Our Writing Process

My aunt, Mary, and I were thrust into each others’ lives when I was almost 23 years old. When this happened, there were two scenarios we didn't expect that first of all we would become as close as we did, and secondly that we would write a memoir together about a family member (my dad-- her brother) with untreated mental illness.

We had no idea we’d become as close as we did, until 2015.

I have known of my aunt Mary for most of my life on an extreme surface level. Although, having a predominantly uncle-led family, she stood out to my siblings and me. She was always kind to us when we would see her at family get-togethers, mainly Christmases and the occasional Thanksgiving, and she always made the best cinnamon cake. Besides for our knowledge of her excellent baking skills of the one food item and the fact that she ran a fitness business, my extent of really knowing her in the way others may know their aunt fell quite short. That is, until the year 2015.
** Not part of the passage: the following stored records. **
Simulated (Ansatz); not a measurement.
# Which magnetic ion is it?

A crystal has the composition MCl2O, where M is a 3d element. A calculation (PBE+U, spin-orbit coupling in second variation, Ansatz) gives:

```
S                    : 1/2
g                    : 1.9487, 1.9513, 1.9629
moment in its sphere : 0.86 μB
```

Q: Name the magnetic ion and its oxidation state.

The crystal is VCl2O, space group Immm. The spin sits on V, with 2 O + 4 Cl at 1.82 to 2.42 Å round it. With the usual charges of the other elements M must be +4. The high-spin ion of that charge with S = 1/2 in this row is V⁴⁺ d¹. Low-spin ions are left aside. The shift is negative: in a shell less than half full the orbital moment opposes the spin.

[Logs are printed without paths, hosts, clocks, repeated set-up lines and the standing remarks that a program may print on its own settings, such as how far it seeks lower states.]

As discussed in “Nek” I had made an abrupt move down to Libertyville that year where she was residing. We grew close and were able to build a bond that neither of us could have imagined was possible with the other. When the world around us was darkening every day, we found light in each other because of our abilities to be candid. She would start long talks about her digestion with me, and I would share my stories of losing my keys or phone. Regardless of the topic, we seemed to find a way to laugh.

Katie “writing.”

Katie “writing.”


The idea started as a joke.

What does this have to do with writing a book? Well when I was in Libertyville and absurd, sad, and frustrating events kept taking place with my father (her brother) almost every day, Mary and I would process it by telling others about it. A rule of the Fitness Loft, Mary’s place of business, is to have no filter when it comes to what goes on in our lives. We would share story after story about my dad “working for the cops” when ordering drugs from dealers, or how he would say [Mary and me] were “cruel” for wanting him off said drugs. People were in such disbelief that so many things could happen in one family, that one day Mary joked about writing a book about all of it. We continued to joke for a few weeks before I considered it actually being a possibility.

I approached her about it and she ultimately agreed, although, in regards to her list of priorities including her business, marriage, and social circle, our blimp of a book was on the far bottom. As imagined, the beginning of our process was rocky. We didn’t know what to write about, or what makes a book readable. We would sit across from each other once a week and just set out to write. These sessions turned into talking, joking, drinking wine and eating cheese, and once we were done with all that, we would write in a journal format for 20 minutes on the dot. This carried on for over a year.

We weren’t the hot shots we thought we were.

Eventually, we were able to smoothen it out...somewhat. We connected with other authors and had them look at our work we’d somehow scrapped together. We were sure they would love it and were ready for our fame to begin, but we were faced with the harsh reality that we weren’t the hot shots we truly believed we were. We had to step it up and eventually learned to revise based on the suggestions of our author friends. When our story was finally coming together in the way it is currently in print, we could feel that this version was special, just like the bond we had created with one another.

Mary reading through our formatted manuscript.

Mary reading through our formatted manuscript.


Our process for writing “Broken Nek” was not smooth, and it wasn’t a short amount of time from start to finish. It was, however, challenging, healing, and ultimately fun working together as partners. Both of us are in agreement that while we are excited for anyone and everyone to read about our life in a book, we’d still be thrilled even by one person being touched by it. If one person was able to learn from our story or if it started a conversation in their own family about their problems, we know it would have been worth it.